Back in December I attended the Perform Better ”Learn By Doing” 1 Day Seminar in Fairlawn, NJ. Training seminars, for those not in the field, are a chance for a bunch of trainers to get together and learn from some of the best minds in the field, virtually all of whom have accents and raspy voices.
As a side note, these events are always a reminder for me that I’m in a field dominated by men who love sports. I appreciate this world and these people a great deal, and I’m so grateful for the many things I’ve learned from them, but I’d be lying if I said I wasn’t painfully aware that I don’t fit in. I’m not certain, but I’m pretty sure there are not a lot of people at these type of events that spontaneously break out into song. Now I know how to pretend like I’m one of them, and I can cross my arms, furrow my brow, and stare thoughtfully with the best of them. But ultimately, I always feel a bit like an interloper. Don’t get me wrong, I’m not insecure about it or anything, it’s just an objective fact. Perhaps it’s best summed up by saying it’s unlikely any of these trainers would use a photo of themselves jazzercising in salmon colored hot pants as the homepage for their websites. But that’s totally cool; different strokes for different folks.

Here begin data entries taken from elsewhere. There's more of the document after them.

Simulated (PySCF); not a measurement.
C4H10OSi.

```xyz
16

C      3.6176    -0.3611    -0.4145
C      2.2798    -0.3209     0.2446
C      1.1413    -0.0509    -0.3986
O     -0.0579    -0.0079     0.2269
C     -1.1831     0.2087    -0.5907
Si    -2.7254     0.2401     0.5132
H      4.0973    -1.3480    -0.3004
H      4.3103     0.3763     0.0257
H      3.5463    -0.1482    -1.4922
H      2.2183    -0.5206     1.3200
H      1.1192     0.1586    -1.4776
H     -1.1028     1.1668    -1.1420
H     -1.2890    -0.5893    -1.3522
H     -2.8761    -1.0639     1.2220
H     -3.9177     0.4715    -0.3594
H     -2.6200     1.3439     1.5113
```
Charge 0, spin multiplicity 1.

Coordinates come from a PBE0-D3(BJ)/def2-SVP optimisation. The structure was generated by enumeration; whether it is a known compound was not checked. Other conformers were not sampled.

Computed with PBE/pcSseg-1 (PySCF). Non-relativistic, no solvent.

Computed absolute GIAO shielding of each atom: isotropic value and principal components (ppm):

The particular batch of older, white, sports-loving males (who all remind me a bit of my father: take it away psychoanalysts!) speaking at this event included some BIG names in the field: Mike Boyle, Martin Rooney, Lee Burton, and Todd Durkin.
Most of the speeches had to do with goal setting. Now to be honest, I’m naturally a go-getter, so I generally prefer when speakers discuss the nuances of program design or the best ways to mobilize the thoracic spine (read: GEEKY STUFF), but I still enjoyed the lectures. During one of the speeches, Todd Durkin, founder of Fitness Quest 10 in San Diego, said something that really hit home with me:
“The way you train is the way you live.”
Or actually it might have been “the way you live is the way you train.” Either way it was definitely a light bulb moment for me.
You can tell a lot about someone by watching the way they train. Most people tend to train either too conservatively or too recklessly. Walk into any gym and a vast majority of trainees will either be sandbagging it and reading a newspaper between sets of machine leg curls, or sweating and panting while doing situps that look strikingly similar to an epileptic fit.
Now let’s be clear about one thing: I’m not judging any of these people. I’m CERTAIN I’ve been on both sides of this equation over the course of my training career. This isn’t to say these people suck, it’s simply to say we tend to train the way we live our lives.
And just as I don’t think there’s an optimal way to live life, I don’t think there’s necessarily an optimal way to train. Each person has to decide their own balance of passion and technique. Of heart and brains. Of stimulation and restoration. Perhaps the most important thing to do is just to have some self-awareness and realize that most of us fall to one side of the equation and would probably be most benefited by working towards the side of the coin we don’t naturally gravitate towards (mixed metaphor in the hizOUSE!). Charlie Weingroff said it best:
“Yogis need to be powerlifters and powerlifters need to be yogis.”
That’s like a fucking zen koan. It’s beautiful and painful in its simplicity and truth.
In many realms of life, you’ll get the most mileage by getting really good at your strengths and outsourcing your weaknesses. I think your body is an exception. (I think your mind is an exception too, but I’ll spare you and not go there right now.) You can’t outsource your mobility deficiencies to an executive assistant like you would with your subpar organizational skills. You can’t hire a friend with good taste to give you the stability to do a proper pushup the way I ask my friend Cody Smith to help me figure out how to set up the tchotchkes in my bedroom.
And just as we have physical strengths and weaknesses, our natural training (and living) styles have both pros and cons. If we train with heart, but do so without respect for technique or sensible loads, our bodies break down under the wear and tear. If we train meekly (or not at all), we may never get injured or banged up, but we also never provide the necessary stimulus to create the desired result, and we never change our bodies.
Yes, by all means take advantage of your strengths. One of the joys of being a human is doing the things we have a natural aptitude for. But be aware that your body will be very appreciative of the time you take to shore up your personal weaknesses. If you know you tend to take it too easy, maybe you need to hit it a little harder. If you know your ego sometimes overrides your brain, perhaps you should take a step back and consider using less weight in your squats (and actually squatting to depth would be cool, too). If you really want to rock a life of health and hotness, if you truly want to live the dream…
“The cave you fear to enter holds the treasure you seek.” -Joseph Campbell
Life is short. Train smart but train hard but train smart but train hard.